SCEC Award Number 12016 View PDF
Proposal Category Collaborative Proposal (Data Gathering and Products)
Proposal Title SoSAFE- San Jacinto: Evaluating slip distribution along the northern San Jacinto fault zone and the possibility of ruptures jumping across step-overs.
Investigator(s)
Name Organization
Nate Onderdonk California State University, Long Beach Sally McGill California State University, San Bernardino Tom Rockwell San Diego State University
Other Participants Scott Kenyon- MS student at CSU Long Beach
Ziad Sedki- MS student at CSU Long Beach
SCEC Priorities 2a, 2d, 4a SCEC Groups SoSAFE, Geology, FARM
Report Due Date 03/15/2013 Date Report Submitted N/A
Project Abstract
For 2012, we received SCEC funding to map, describe, and measure offset features along the northern San Jacinto fault zone and the San Andreas fault in the San Bernardino area. The purpose of this work was to evaluate fault zone morphology and slip distribution to complement our recent slip rate, slip per event, and slip history data from the northern San Jacinto fault zone. By mapping the distribution of offset along the two faults, we hope to identify a geomorphic record of the last several earthquakes and possibly use this data to correlate events between paleoseismic sites. We also continued our work at the Mystic Lake paleoseismic site along the Claremont segment of the northern San Jacinto fault zone. Although the paleoseismic work was funded by a USGS EHP grant, it is part of ongoing SCEC research (and was supported by SCEC in previous years) and is reported here.
Intellectual Merit This project addresses several goals that are important for the SCEC4 mission. (1) Mapping of offsets along the northern San Jacinto fault zone will be used to estimate the slip-per-event for the most recent ruptures. This directly addresses an important SCEC4 objective described under priority 2a (improvement of earthquake catalogs). (2) These paleo-slip indicators and their distribution along strike may also be used as input to the community stress models (priority 2d). (3) Our new data from the Mystic Lake site also addresses SCEC4 priority 2a by providing a longer pre-historic earthquake record from the northern San Jacinto fault zone.

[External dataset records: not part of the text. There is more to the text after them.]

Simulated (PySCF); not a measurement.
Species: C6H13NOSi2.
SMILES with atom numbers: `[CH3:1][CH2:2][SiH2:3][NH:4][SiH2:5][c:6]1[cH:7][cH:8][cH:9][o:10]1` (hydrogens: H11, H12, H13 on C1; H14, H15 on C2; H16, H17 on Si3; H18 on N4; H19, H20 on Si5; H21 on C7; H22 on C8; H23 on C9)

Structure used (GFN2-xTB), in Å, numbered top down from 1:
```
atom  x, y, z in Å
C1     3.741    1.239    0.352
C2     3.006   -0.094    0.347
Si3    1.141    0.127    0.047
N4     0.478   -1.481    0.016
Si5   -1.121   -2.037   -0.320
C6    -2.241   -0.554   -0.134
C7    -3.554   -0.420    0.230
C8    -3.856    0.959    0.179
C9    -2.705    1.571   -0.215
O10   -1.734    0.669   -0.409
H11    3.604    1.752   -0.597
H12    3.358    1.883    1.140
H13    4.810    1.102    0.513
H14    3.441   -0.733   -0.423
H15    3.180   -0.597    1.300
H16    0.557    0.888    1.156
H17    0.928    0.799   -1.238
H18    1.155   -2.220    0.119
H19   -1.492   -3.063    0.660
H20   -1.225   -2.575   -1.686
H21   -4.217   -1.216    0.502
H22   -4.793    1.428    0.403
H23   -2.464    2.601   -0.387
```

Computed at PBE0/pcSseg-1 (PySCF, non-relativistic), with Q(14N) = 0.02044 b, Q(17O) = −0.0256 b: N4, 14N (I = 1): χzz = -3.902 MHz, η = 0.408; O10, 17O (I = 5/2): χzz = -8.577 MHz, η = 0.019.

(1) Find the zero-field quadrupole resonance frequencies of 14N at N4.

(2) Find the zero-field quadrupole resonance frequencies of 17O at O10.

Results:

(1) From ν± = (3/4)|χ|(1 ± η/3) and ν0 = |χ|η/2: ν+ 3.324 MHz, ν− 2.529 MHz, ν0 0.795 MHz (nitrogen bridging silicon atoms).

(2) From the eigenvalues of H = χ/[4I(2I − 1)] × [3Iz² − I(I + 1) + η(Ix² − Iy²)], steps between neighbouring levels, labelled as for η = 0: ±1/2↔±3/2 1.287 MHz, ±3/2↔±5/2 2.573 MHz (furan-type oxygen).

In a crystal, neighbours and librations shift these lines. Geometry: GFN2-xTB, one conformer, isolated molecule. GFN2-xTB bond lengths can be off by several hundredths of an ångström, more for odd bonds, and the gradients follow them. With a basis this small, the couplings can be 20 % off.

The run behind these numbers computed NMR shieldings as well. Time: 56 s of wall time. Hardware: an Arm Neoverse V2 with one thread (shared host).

Broader Impacts This grant was used to support two graduate students who conducted the mapping and measurements of offset features using LiDAR and field techniques under the direction of Onderdonk. Both received training in LiDAR data manipulation and geomorphic mapping. One of these students attended the SoSAFE "fieldshop" last September on techniques for measuring offset features along faults and the other attended a SCEC/Open Topography LiDAR seminar. This project constituted the majority of the Masters thesis for both students and one has already presented his work at the GSA annual meeting last fall and has recently written his thesis and will graduate this coming June.
Trenching at Mystic Lake also involved students from CSULB, CSUSB, and SDSU in addition to several SCEC interns under the direction of McGill. One of these interns presented a poster at the SCEC annual meeting dealing with his work at Mystic Lake.
Exemplary Figure Figure 2. Comparison of the event histories from Mystic Lake with the Wrightwood (Fumal et al., 2002), Pitman Canyon (Seitz et al., 1997), Burro Flats (Yule, 2010), and Hog Lake (Rockwell, 2008) paleoseismic sites for the last 1600 years. See Figure 2 for site locations.